When the U.S. fact sheet was published, Fisher seemed elated to find his own skepticism had been overcome:

Like many observers, I doubted in recent months that Iran and world powers would ever reach this stage; the setbacks and delays had simply been too many. Now, here we are, and the terms are far better than expected. There are a number of details still to be worked out, including one very big unresolved issue that could potentially sink everything. This is not over. But if this framework does indeed become a full nuclear deal in July, it would be a huge success and a great deal.

Since then, some of the air has come out of the balloon. There’s actually less reason to believe Iran’s cheating would be caught than there was three weeks ago. Iran’s leaders have repeatedly said there will be no inspections allowed at military sites, i.e. exactly the places where Iran would likely run its covert nuclear research. Fisher doesn’t mention any of this. On the surface, he’s just as enthusiastic about the inspections as he once was. However, in the interview today, he now admits there is another problem:

Under any reading of what Iran ultimately wants, their incentive to stick to a nuclear deal would be the fear that if they cheat, they’ll be caught and then they’ll be punished for it.
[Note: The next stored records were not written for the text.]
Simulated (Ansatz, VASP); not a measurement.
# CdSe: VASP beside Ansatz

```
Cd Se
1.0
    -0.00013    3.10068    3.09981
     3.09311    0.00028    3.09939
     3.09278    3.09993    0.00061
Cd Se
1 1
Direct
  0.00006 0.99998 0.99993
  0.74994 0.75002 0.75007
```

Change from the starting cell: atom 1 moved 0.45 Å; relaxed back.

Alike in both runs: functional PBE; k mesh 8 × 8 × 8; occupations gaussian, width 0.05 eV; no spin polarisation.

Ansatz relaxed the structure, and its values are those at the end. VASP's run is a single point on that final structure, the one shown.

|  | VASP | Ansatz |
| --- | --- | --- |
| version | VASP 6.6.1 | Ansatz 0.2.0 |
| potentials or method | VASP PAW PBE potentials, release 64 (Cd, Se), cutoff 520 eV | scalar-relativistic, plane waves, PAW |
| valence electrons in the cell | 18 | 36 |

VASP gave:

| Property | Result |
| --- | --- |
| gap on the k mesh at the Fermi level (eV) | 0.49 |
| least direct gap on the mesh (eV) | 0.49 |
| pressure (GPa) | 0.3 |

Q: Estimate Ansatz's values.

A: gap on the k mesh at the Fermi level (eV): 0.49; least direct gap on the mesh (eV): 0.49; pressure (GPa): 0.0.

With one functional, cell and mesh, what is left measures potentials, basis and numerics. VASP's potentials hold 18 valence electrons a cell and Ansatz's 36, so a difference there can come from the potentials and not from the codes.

Arms control analysts I’ve spoken to say the inspections regime described in the framework would be very effective at catching Iran if it cheats. But they acknowledge that the agreement is not going to talk about enforcement — it’s not going to spell out what happens if Iran cheats — because that’s just not how these agreements work.

So then you have this big question mark of what happens if Iran gets caught cheating. It’s not just us wondering; the Iranian leaders are surely gaming this out, as well. And I honestly don’t feel like I know what the answer is.

In other words, even if we assume the IAEA can catch Iran in the act, we have no idea what would happen next. That’s actually not true though. We do have some idea what will happen next, because we’ve seen this movie before when it played out in Iraq. On the same day Fisher posted his piece on the “astonishingly good” deal, Politico Magazine published a piece titled “The Iran Deal’s Fatal Flaw” by Charles Duelfer.

The IAEA inspectors will be reporting whatever evidence they are permitted to collect to a Council that will have competing aims. They will be pressed to make judgments that suit various members. Iran would have to do something incredibly blatant for some Council members to not be able to debate the meaning of the evidence. Council members coached Saddam; they will coach Tehran as well.

There is already evidence that Iran is aware movement toward a deal, even if it eventually fails, will help prevent a return to sanctions. Last Thursday, President Rouhani told a group of reporters that the U.S. needed the nuclear deal more than Iran did. Why did he think so? Rouhani explained, “if we do not reach an agreement, the sanctions regime will not continue like before.” Since the framework was announced, China agreed to build a natural gas pipeline in Pakistan, and Russia agreed to move forward with the transfer of anti-aircraft missiles to Iran.
Iran knows the process itself is working in its favor. It’s not just the relief from sanctions, which Iran wants; it’s also being seen as a responsible actor on the world stage despite its current regional behavior, its history of killing U.S. soldiers in Iraq, and its own past work on nuclear weapons.
The real problem with the deal, which Vox seems to have belatedly recognized, is that it promises scrutiny but can’t promise consequences. Even what consequences there are likely won’t be as harsh as the sanctions Iran will get relief from the moment the deal is implemented.